Some media executives believe this typical scenario is holding together -- with the thinnest of TV business threads. Others believe a new wave is coming: Scatter may not bring much joy going forward in the long term. “I don’t think we’ll be in a market that will be gangbusters,” said Catherine Warburton, chief investment officer for Assembly.
Just look at the most recent wrinkle in the TV ad marketplace, something unheard of in recent memory (apart from the effects of the Great Recession): a cable upfront lower in overall dollars -- around 4-5% -- than the year before. Broadcast upfront dollars were also down, around 7%.
Network groups are counting on another axiom: Selling less inventory in the upfront means higher pricing for that inventory in the scatter market.
But market conditions might now be different. If scatter won’t be that hot, what will be? Will more dollars be scattered around mid-sized cable networks, video-on-demand platforms, full episode players, programmatic digital video or other premium digital video?
Looking to next season, think about the future of C7, which was an uneven affair in the just-completed upfront. Not all media agencies bought in to C7.

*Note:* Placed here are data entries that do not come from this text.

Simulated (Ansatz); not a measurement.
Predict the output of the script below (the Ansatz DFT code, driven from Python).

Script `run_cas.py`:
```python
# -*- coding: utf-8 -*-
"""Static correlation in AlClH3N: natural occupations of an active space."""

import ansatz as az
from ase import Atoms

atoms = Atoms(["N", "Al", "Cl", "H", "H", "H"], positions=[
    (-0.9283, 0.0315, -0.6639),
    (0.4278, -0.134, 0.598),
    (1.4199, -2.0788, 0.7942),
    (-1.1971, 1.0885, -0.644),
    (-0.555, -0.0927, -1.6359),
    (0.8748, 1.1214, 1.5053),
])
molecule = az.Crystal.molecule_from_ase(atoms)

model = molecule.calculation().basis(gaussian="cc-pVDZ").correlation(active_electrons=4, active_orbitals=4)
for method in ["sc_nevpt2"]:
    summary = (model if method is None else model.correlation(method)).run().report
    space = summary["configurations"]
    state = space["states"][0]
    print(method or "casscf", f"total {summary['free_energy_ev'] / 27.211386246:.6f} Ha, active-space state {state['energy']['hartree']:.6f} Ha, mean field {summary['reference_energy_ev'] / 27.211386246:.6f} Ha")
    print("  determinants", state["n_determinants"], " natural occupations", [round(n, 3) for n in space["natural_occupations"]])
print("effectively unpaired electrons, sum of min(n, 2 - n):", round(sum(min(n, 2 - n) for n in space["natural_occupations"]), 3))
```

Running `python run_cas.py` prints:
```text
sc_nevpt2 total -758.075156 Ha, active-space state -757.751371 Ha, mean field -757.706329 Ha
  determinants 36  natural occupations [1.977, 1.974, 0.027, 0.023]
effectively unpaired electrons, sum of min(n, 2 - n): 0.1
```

Why didn’t they do more C7 deals? Maybe those C7 CPMs were percentage points lower than comparable CPMs in C3. Perhaps there was not much in the way of compromise as back in 2007 when the industry went to C3 from live program ratings.
Sellers might have been at a disadvantage concerning C7 deal since the market was weak.
Marketers shifting to C7 deals from C3 need to create new price “bases,” which are hard to change and shake up down the line. Media agencies need to make sure there are significant long-term benefits working for their clients when new mathematics are in play.